Friday, August 7, 2009

Mill Road Tesco Heading for the Courts


The saga over the proposed Tesco store on Mill Road could be heading for the courts imminently.

Tesco has made it clear it intends to open its store on 26th of August, and has told the press that it intends to deliver to the store from Mill Road itself, in apparent contradiction of a planning condition relating to the site.

Campaigners including No to Mill Road Tesco and Cambridge Cycling Campaign are particularly concerned about the safety aspects of deliveries from Mill Road, and are calling on the Council to take pre-emptive action, for example, by taking out an injunction.

I am not against a Tesco on Mill Road in principle, but many of the details, including their requirements for very frequent deliveries that will be hard to satisfy safely are clearly very problematic, and Tescos should not be able to get away with bending the rules for its own convenience at the expense of public safety. I have been asking for weeks now for the Council to clarify its position, and agree a course of action. The Council however is still reviewing the legal position, and has suggested that any pre-emptive actions on its part will have to go through the normal committee procedure. The best it has come up with is a statement:

"There is a lawful planning consent for the use of 163-167 Mill Road for retail use which requires deliveries to be made only from a rear service yard. We are urgently contacting Tesco to establish the company's intention for the premises given the lawful consent. If it becomes clear that enforcement action may be necessary then the officers will report to members as soon as possible on options for further action"

This is a hopelessly inadequate response in view of the imminence of the store opening - I am calling on the Council to come up with some recommendations urgently, brief all relevant local Councillors and then immediately put recommendations for approval by the appropriate Councillors as part of the Council's procedures for urgent decisions.

It sounds like the patience of No to Mill Road Tesco has now been tested beyond the limit. They have engaged lawyers, and given the Council a deadline of today to confirm they will be seeking an injunction preventing Tesco deliveries from Mill Road (or for Tesco to confirm they will not breach the planning condition) - if no reassurances are forthcoming they will be in court without further notice to seek a judicial review of the Council's decision not to seek an injunction.

3 comments:

Ruth said...

Hi Chris,
I think today's deadline was to get confirmation that a decision wouldn't be put off for another couple of weeks - no-one was expecting an actual decision today I think. We will see what happens...
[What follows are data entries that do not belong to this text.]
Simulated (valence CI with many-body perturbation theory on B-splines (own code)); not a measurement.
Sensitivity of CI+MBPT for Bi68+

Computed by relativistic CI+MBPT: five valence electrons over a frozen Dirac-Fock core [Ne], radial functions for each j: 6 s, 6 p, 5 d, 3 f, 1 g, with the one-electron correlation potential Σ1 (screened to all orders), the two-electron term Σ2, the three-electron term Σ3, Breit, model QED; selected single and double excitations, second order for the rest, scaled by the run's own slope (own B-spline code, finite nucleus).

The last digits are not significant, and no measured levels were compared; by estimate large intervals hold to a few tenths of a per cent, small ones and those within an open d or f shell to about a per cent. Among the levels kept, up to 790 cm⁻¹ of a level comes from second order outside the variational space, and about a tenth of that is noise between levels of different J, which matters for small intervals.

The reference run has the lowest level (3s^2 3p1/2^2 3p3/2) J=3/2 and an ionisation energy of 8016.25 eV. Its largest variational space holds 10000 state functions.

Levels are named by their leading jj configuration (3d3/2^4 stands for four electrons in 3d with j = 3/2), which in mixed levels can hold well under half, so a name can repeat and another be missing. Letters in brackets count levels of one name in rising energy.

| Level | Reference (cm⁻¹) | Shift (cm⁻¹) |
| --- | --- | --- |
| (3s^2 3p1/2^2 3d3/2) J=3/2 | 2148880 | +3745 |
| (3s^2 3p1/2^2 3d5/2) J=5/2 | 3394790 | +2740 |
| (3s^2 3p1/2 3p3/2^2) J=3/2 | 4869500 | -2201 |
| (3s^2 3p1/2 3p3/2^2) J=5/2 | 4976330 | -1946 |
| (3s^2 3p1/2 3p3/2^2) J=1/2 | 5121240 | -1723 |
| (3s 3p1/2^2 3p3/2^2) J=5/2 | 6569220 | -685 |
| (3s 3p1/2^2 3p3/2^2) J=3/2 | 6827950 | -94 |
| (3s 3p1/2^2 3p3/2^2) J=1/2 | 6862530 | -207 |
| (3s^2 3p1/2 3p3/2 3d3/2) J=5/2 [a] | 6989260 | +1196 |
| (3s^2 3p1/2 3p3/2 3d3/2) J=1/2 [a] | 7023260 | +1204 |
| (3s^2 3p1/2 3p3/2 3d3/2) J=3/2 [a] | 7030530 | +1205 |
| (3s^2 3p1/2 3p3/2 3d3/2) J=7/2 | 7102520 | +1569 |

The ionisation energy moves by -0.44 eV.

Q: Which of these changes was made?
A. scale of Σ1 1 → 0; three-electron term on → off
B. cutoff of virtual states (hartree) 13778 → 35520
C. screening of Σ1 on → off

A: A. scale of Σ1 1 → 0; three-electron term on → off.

Local residents not getting a prompt and clear answer from council officials is one thing, undesirable though that is, but councillors not getting one is really bizarre.

watti said...

Well, they're not even open yet and they already singlehandedly managed to block Mill Road, with a transit, a truck and an artic, and a forklift at 8.00 - 8.30 this morning. Sneakily the artic was parked outside the coop to make people believe that it wasn't them but I have pictures of the forklift reversing into Mill Road and then being mounted on the back of the artic.

I think the whole thing wouldn't be so bad if Tesco didn't have such an "above the law" attitude about the whole thing

PS, I have pictures of the whole thing

Martin said...

watti - I suggest you e-mail those pictures to the No Mill Road Tesco people - they have various pictures on their website with contractors doing things they shouldn't.